The idea of “breaking the internet” as an idiom was arguably popularized by Paper magazine on their winter cover featuring Kim Kardashian with an exposed backside which is as famous as the star herself. Underneath it “Break the Internet Kim Kardashian”. After the term was put in lights – i.e. on the cover of a magazine – many took to commenting, and other forms of internet chatting, to express their disgust of the starlet’s cover with the usage of the term. But essentially, Kim “broke the internet” with hundreds of thousands of comments, tweets and retweets, regrams and facebook posts on her frontal, yes there is also a nude frontal shot, and table-like bum. (Hence the idea of the champagne flute balancing on her bum – one of the feature spreads.) The new rule in stardom is being able to “break the internet”.
But the comments on Kim’s spread were not all bad. Some applauded her pride in her body. Others questioned the intensity of the disgust directed at the spread. Karen Mangiacotti wrote a thoughtful piece for Huffington Post analyzing why it angered women so when other women release nudes. Perhaps it is anger at the perceived notion that these nude women are undoing attempts to de-sexualize women as objects; setting us back decades. But have we not moved to the progressive belief that power is in the ability to choose and express ourselves freely? …Much like women who choose to be stay-at-home moms are in sharp contrast to those who choose to work? Neither is right or wrong. Our power is in the freedom to choose.

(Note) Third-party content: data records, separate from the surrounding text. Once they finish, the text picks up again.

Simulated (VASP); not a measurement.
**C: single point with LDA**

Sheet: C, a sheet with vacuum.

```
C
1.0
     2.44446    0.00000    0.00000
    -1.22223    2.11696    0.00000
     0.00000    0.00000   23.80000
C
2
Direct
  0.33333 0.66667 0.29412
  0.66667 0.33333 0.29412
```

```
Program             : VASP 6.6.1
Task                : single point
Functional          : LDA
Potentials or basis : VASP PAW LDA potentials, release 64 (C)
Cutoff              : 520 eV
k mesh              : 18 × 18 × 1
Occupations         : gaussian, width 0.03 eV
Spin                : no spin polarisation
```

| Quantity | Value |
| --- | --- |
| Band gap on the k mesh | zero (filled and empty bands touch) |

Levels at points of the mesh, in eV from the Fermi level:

Kim Kardashian’s “break the internet” spread for Paper sparked an avalanche of comments from “Kim-haters” that evolved in the form of commenting on other celeb photos of which the “Kim-haters” felt were more “tasteful” attempts at “breaking the internet”. One such image includes Solange Knowles wedding photos which also caused a flurry of internet chatter and Instagram posts of the ever-so-cool Knowles-Ferguson wedding in New Orleans.
The wedding pics featured the wedding party dressed in all white; the bride and groom traveling on white-painted vintage bikes; and guests, also dressed in white, dancing in the street with sparkers. The photos, the first of them featured on Vogue online, caused quite the stir among the fashion, indie, and neo-soul set, as well as Solange fans, but came just a bit shy of “breaking the internet”.
Prior to the Paper cover featuring Kardashian’s ampleness, there was another starlet “breaking the internet”…with so much less energy we can only conclude that she invented the idea. This young starlet is Rihanna and the event – her return to Instagram. Yes, simply her return. After several back to back posts on @badgalriri’s account, which kicked off with a selfie from the star and a slew of illustrations including one of Riri and a legged Instagram icon holding hands in a back-together-again scene. Other drawings sketched the star as a mutant ninja turtle (her Halloween costume) and
Rihanna walking several canines whose heads were replaced with several social media logos. It read “I’m back bitche$$$”. The retweets and regrams took on a life of its own. The media houses began reporting the news. “Rihanna is back on Instagram”. It. became. news. When CNN reported her return to Instagram it added further legitimacy to the hype and it became official news. Tickled by the hype, @badgalriri posted the CNN coverage on her Instagram feed. Truly a sign that Rihanna did indeed “break the internet”.
Rihanna “broke the internet” with her return but it was more elation at her return than disgust of the star, who enjoys being nude perhaps more that Kim Kardashian. “Breaking the internet” has taken new meaning to describe a social media and news takeover; a hijacking of your news feeds. It is the new star level.
Saturday it was Queen Bee’s turn to “break the internet” with her release of her single and video “Seven Eleven”. The internet was a blaze with video clips of Beyonce’s “Seven Eleven” video after Beyonce signaled that there had been a release with a video clip on her own on Instagram. Beyonce fans immediately set out upon posting different 15-second clips of the video on Instagram and proclaiming her “queen” or “Queen B”.
The fanaticism of the event is partly due to the surprise release, as the star accomplished in December of last year with her album which also, at that time, broke the internet, but also the nature of the video. There is nothing like force feeding a song to the public than a video and the video, unlike the polished and professionally directed videos we expect from Beyonce, was raw. The “Seven Eleven” video was directed like a DIY, social media video…a selfie and there is the allure and how Beyonce succeeds in “breaking the internet”.
We would be remiss not to mention Taylor Swift and her release of “1989” and prior to that, when Swift wore a “no its Becky” Tee in September and “broke the internet” also quite effortlessly.
The gals definitely are dominating the industry. “Dem-a run tings” (translation: they are running things.) as their camps devise newsworthy moves to “break the internet”.